Prototypical qualifiers usually precede adjectives or adverbs in  order to decrease or increase the quality signified by the words they precede. For example:
 
Before a big test, it matters if you’re a little bit nervous, quite nervous, or very, very nervous.
 
Some prototypical qualifiers can be phrasal: a bit, kind of, a little.
 
Use a variation on the adjective frame to identify most qualifiers:
  • The handsome man seems ________ handsome.
  • The handsome man seems very handsome.
  • The handsome man seems quite handsome.
  • The handsome man seems pretty handsome.
  • The handsome man seems less handsome
 The most common qualifiers include very,  quite, pretty, less, least, rather, somewhat, more, most, too, so, just,  enough, indeed, still, almost, fairly, really, even, a bit, a little, a  (whole) lot, a good deal, a great deal, kind of, sort of.
 
In peripheral cases, adverbs can occupy a qualifier position and perform a similar function:
  • The handsome man seems intensely handsome.

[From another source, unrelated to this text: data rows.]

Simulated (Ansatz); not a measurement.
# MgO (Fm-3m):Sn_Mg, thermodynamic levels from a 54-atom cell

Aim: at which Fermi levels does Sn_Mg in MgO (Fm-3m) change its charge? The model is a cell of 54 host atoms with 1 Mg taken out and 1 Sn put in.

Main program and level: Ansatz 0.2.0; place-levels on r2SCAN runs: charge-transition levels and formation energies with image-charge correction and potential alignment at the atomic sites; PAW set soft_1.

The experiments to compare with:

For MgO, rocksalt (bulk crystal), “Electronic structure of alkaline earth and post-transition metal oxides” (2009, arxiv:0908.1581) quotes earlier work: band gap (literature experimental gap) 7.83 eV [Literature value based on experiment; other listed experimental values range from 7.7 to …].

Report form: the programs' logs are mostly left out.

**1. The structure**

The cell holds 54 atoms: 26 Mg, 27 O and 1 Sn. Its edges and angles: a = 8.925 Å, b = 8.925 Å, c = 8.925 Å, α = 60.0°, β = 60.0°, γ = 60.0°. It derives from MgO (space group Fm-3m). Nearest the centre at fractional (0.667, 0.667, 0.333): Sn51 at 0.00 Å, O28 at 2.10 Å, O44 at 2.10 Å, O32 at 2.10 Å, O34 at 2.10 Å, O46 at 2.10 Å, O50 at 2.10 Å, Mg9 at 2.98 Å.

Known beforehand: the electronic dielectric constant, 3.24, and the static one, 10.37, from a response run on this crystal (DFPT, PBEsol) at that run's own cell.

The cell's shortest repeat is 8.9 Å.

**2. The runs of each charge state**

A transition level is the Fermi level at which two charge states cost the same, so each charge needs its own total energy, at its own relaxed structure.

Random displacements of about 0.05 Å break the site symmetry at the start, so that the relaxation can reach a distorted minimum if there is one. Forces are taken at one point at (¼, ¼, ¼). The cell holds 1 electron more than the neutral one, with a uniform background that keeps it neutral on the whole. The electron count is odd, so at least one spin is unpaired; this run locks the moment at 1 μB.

  • The handsome man seems excessively handsome.
 Intensely and excessively remain adverbs. Note that unlike prototypical qualifiers, they can themselves be qualified: very intenselyquite excessively. In contrast, prototypical qualifiers like very and quite cannot take qualifiers: a little very and pretty quite do not parse.
 
Don’t confuse them though. Qualifiers are not adverbs!